The colony families petitioned the county for the establishment of a school. L.T. Hayes, who purchased 40 acres from Jotham Bixby in 1880, donated one acre on July 7, 1881, for the school. The first trustees were Messrs. Robinson, Saunders, and Lewis. The site was approximately one acre and thick with willows. The willows were cleared, and a one-room, wood-frame building was erected on Willow Street that became the first Cerritos School, later called the South Cerritos School. In 1948, former colony residents who attended the school came back for a reunion. At the event were Callie Teel Morgan, Mrs. James A. Teel, Fannie Clarke Teel, Elnora Kincade Martin, Nettie Saunders Lewis, Elizabeth Lewis Gimmell, Katherine Robinson Bushong, Frank E. Cook, Sarah Ellison Garrison, Birdie Bailey Schilling, and John Lewis, all children who grew up in the colony.

Being so close to the Los Angeles River was a precarious situation for many of the colony ranchers. In 1887, the Lewis family fled their ranch to higher ground to wait out the rains. The Cerritos school was often closed due to bad weather. Despite the vagaries of the river’s course, the community thrived. Although the colony was building up fast, one Los Angeles Times article in 1887 reported that the only drawback was the colony’s lack of “men with energy,” but that a new class of people was coming in and “taking hold with energy.” The colony residents even established a brass band in late 1886. The band’s members were N. Roach; J. Inman; Arthur, Samuel, and Altia Thompson; B. Lyster; and C. Rolston. Their leader was Prof. Arthur Thompson.

The beginning of the Los Cerritos neighborhood as it is known today began with the first residential subdivision in 1906. Many of the first residents who purchased lots in the subdivision came from the surrounding farms, such as the King family and the Vignes family, or moved in from the colony ranches, such as the Lopers and the Moultons.

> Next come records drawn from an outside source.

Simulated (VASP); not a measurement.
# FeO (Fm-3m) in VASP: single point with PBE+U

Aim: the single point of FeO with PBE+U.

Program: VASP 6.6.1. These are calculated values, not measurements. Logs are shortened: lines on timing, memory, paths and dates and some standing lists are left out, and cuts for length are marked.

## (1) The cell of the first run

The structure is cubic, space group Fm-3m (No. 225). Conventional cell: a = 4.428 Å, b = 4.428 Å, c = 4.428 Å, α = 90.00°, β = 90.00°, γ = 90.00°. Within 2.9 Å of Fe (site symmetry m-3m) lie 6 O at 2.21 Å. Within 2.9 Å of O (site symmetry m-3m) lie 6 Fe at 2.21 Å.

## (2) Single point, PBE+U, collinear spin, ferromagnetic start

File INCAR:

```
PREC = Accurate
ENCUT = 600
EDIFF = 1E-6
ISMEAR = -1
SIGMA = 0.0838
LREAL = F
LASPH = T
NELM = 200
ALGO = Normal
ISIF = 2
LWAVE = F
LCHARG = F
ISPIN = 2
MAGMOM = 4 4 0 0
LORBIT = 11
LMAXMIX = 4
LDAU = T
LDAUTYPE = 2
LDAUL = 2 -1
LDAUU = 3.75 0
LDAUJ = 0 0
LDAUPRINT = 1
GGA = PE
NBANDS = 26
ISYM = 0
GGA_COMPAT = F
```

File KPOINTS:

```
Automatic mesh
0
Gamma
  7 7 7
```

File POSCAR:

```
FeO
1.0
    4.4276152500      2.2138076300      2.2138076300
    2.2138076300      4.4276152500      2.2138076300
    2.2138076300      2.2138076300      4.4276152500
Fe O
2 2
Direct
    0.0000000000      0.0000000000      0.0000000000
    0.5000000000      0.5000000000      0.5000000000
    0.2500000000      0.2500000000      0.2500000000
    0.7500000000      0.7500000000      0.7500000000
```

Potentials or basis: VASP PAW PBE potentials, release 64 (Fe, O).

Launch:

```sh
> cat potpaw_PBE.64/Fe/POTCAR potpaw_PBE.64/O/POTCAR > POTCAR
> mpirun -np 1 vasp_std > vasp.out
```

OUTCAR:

In 1890, John Louis Vignes and his wife, Mary Kent Marcellus, moved from Los Angeles to Long Beach. Vignes was the grandnephew of Don Luis Vignes, a French immigrant to Los Angeles in 1831 who was responsible for the establishment of the first commercial vineyard in Los Angeles and for whom Vignes Street in Los Angeles is named.

The Vignes family moved first to a home that had been occupied by George H. Bixby at Third Street and Cedar Avenue. Vignes listed his occupation as a stockman and his residence as Long Beach when he registered to vote on September 23, 1890. Vignes farmed with the Watson brothers on the Dominguez property, and he worked the dairy on the Watson property on the northeastern corner of Alameda Street and Wardlow Road. The strong relationship between the Watson and Vignes families was evidenced by Vignes serving as a pallbearer for the funeral of Francisca Ferrer de Watson in May 1903. After several years, the family moved to the Dominguez property before becoming one of the first homeowners in the Los Cerritos subdivision in 1910. Their home was the center of social activity in the early days of the Los Cerritos neighborhood.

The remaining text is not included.